Bilabials and Velars: The Phonetics of Beatboxing

A few weeks ago, I watched a video of beatboxing great and first female beatboxing world champion Butterscotch featured by Jason Kottke. Beatboxing has long fascinated me, possibly dating back to when I first heard Matisyahu beatbox on his original Live at Stubbs album. Butterscotch breaks down her own beatbox style, and it’s an absolute treat to watch.

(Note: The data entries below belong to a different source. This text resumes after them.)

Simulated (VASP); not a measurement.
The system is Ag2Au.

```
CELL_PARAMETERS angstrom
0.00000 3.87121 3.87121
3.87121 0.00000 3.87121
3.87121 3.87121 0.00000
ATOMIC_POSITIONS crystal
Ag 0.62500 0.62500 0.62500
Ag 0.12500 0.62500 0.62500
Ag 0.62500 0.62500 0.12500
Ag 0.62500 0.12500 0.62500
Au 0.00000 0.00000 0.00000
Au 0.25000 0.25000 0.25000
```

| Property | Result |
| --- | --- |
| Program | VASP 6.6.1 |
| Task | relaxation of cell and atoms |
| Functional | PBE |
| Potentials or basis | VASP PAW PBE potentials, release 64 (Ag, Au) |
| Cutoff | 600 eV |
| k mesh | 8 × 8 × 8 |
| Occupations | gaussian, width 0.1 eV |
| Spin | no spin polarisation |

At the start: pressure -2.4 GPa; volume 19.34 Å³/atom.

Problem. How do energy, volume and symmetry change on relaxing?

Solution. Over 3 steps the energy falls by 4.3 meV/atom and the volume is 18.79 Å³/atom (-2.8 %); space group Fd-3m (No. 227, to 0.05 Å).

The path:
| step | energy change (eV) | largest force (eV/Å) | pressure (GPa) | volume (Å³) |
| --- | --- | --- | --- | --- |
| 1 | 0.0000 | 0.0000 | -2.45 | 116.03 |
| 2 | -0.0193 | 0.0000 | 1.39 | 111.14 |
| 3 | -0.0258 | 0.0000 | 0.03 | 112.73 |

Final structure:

Like a lot of SLPs, I end up thinking a lot in terms of phonetics, and found myself fascinated by Butterscotch’s clear descriptions of her own beatbox style. Here’s how I would describe each, from a phonetics perspective.

Level 1: Bass Drum

Butterscotch describes this as the boots aspect of her boots and cats warm up. This is most often a bilabial sound [b], and she uses variable amounts of plosive pressure in order to produce it. The louder/harder bass drum line, the stronger the plosive. What’s most interesting, though is when she references “forcing the air” to produce that sound. The [b] phoneme is a voiced stop, and voicing requires glottic closure (meaning that the vocal cords are adducted). Watching Butterscotch perform this slowly made me realize she pairs a glottal stop with the plosive, which allows her to control her airflow. This contributes to the greater rush of air, and the “break” between beats means that she immediately adducts her vocal cords. The longer she retains that glottic closure, the greater the buildup in pressure, and the more powerful the bass drum plosive.

Level 2: Snare

The snare sound is the cats, in this case the [k] phoneme. [k] is a voiceless velar stop, in which the back of the tongue contacts the velum. Given its voiceless nature, the vocal cords are abducted, allowing air flow for either inspiration or expiration (breathing in or breathing out). This will be important later. When producing this snare sound, Butterscotch keeps her jaw in a closed position, while the lips remain relaxed and open, different from the typical [k] English phoneme which relaxes the jaw to open the mouth wider, creating a more resonant sound.

Level 3: Hi Hat

The hi hat uses a [t] phoneme, with the tongue tip contacting the palate at the alveolar ridge. She retains the same jaw position noted with level 2’s snare, which is a slight variation of typical [t] production. Again, typical [t] production has a more relaxed jaw position to allow for greater resonance. I suspect there’s two reasons for this: (1) keeping the articulators closer together means there’s less distance for the tongue to travel between sounds, meaning that there’s less movement required of the tongue between positions, and (2) having a less open oral cavity means there’s less physical space for air to escape, which may help in a small way to further control airflow, and thus keep beatboxing for longer. The end of the hi hat (the “sprinkler” effect Butterscotch references) is a take the stop [t] and shifts it into a fricative [s] to release air and signify the end of that beat. The closed hi hat is a clear [t] and the open hi hat is the stop to fricative [ts].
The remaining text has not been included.